President Obama called this morning for what he characterized as a significant overhaul of the NSA’s data mining program. The program was brought to public attention last year when former NSA contractor Edward Snowden leaked millions of classified documents to news sources, exposing the extent of the federal government’s intrusion into our privacy.
While we applaud the president for calling for a change in this program-effectively reducing the amount of power and authority he holds-it’s too early to say whether these changes will go far enough. [For an explanation of what the president’s proposals are in “plain English,” the Washington Post‘s The Switch blog has a good article.]

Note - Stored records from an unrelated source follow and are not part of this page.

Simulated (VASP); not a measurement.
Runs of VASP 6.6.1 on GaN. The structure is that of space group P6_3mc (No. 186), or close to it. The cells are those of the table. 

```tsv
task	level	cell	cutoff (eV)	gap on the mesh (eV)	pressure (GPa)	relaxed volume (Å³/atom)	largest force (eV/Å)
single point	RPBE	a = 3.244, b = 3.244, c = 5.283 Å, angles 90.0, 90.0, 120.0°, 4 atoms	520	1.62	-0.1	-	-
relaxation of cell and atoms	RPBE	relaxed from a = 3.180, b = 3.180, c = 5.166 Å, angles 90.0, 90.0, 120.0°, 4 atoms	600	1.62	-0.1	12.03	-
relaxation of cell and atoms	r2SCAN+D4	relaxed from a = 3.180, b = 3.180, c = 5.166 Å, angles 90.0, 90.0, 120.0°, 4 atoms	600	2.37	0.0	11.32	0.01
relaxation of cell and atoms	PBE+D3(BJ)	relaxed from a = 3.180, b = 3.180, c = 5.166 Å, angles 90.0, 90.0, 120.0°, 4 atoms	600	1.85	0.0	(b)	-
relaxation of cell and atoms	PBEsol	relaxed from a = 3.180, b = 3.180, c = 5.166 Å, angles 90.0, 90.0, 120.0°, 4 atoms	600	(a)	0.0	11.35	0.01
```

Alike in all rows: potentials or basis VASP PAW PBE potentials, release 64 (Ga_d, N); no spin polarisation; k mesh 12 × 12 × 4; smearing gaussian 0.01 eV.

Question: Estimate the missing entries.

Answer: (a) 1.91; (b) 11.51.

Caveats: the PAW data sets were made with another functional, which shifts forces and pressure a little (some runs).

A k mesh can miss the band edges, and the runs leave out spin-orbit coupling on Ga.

The NSA’s data collection program is legal. But its legal history is cloudy. It depends on a 1979 ruling from US Supreme Court that declared the collection of metadata without a warrant does not violate the Fourth Amendment of the Constitution’s protections against unlawful search and seizure. The case, Smith v. Maryland, involved police officers obtaining the phone numbers dialed by a burglar’s home phone. This information was useful in arresting and convicting the burglar. The burglar then appealed his conviction, claiming that his phone records had been illegally obtained by authorities in violation of his Constitutional rights. The case went all the way to the United States Supreme Court, who had to decide whether the collection of this kind of data was constitutional. The Court ruled in a 5-3 decision (with one justice abstaining) that the collection of metadata without a warrant was constitutional because people voluntarily surrender their metadata to third parties (in this case, the phone company) with no expectation of privacy. Since 1979, this ruling has justified the collection of metadata.
However, the world has obviously changed tremendously since then. Recently, federal district court Judge Richard Leon stated in an opinion that the NSA’s data collection program does violate the Fourth Amendment and that the 1979 Supreme Court ruling is no longer valid because the nature of metadata has changed so drastically since then. Shortly thereafter, another federal district court judge, William Pauley, released an opinion stating that the data collection program is constitutional.
Perhaps this issue will ultimately be solved by the Supreme Court deciding to overturn Smith v. Maryland. But hopefully it won’t have to come to that; hopefully, President Obama and Congress can work to change the laws of this country to better protect the privacy of its citizens. After all, we must never forget what Benjamin Franklin so presciently said: “Those who would give up essential Liberty, to purchase a little temporary Safety, deserve neither Liberty nor Safety.”